By Michael Laiskonis—Creative Director
I’ve always believed that the relaxed pace of summer presents the perfect time to gather a list of reading material—both to recharge our batteries with fresh ideas and bone up on basic technique. I recently surveyed my own bookshelves, as well as the carefully curated collection at Kitchen Arts and Letters in New York City, to create a list of the volumes I’ll be reading (or re-reading) this summer. It’s a diverse selection that offers something for everyone, from culinary students to working chefs—and even enthusiastic home cooks!
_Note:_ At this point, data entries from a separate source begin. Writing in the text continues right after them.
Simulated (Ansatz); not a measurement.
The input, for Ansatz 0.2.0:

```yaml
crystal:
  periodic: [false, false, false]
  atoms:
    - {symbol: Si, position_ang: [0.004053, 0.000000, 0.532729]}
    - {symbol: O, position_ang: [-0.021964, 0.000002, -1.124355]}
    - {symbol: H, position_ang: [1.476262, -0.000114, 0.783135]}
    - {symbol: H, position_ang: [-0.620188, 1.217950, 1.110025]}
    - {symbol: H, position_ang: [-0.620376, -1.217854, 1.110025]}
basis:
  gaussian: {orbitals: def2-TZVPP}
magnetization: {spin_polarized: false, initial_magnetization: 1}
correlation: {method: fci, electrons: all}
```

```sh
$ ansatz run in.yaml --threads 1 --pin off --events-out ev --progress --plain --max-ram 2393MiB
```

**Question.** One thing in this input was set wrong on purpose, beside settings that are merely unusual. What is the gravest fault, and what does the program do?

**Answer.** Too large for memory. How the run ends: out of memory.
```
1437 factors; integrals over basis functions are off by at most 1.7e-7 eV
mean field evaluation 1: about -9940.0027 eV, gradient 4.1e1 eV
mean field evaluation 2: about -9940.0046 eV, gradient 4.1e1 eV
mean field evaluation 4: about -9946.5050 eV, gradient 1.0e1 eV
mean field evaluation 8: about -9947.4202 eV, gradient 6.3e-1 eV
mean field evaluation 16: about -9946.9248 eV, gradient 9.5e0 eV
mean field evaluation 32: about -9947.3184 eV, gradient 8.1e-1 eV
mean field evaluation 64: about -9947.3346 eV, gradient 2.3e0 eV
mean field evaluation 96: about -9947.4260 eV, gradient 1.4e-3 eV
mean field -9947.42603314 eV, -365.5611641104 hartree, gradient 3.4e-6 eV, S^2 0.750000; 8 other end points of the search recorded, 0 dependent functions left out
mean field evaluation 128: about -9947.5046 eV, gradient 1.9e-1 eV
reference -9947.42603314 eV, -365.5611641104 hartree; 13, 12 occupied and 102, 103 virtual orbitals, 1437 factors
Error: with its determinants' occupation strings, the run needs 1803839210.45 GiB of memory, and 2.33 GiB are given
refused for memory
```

Letters to a Young Chef—Daniel Boulud
Perhaps more than anyone, Daniel Boulud’s career is synonymous with the notion of mentorship. His legacy (the chefs who have worked their way through his kitchens) makes up a significant part of the current generation of culinary leaders in New York and around the world. Letters to a Young Chef recounts stories from Daniel’s own apprenticeships, and his experiences are immediately relatable to anyone with the passion and drive to cook at the highest level.
The Wizard’s Cookbook—Ronny Emborg
This attractive tome has been one of the most sought-after in professional chef circles over the last year or two. Emborg emerged from the “New Nordic” scene at the Michelin-starred Marchal in Denmark, treating the region’s products with highly refined technique. Lucky for us for New Yorkers, earlier this year he took the helm at Atera. This is one of those books that continually challenges me to rethink how food can be prepared and presented.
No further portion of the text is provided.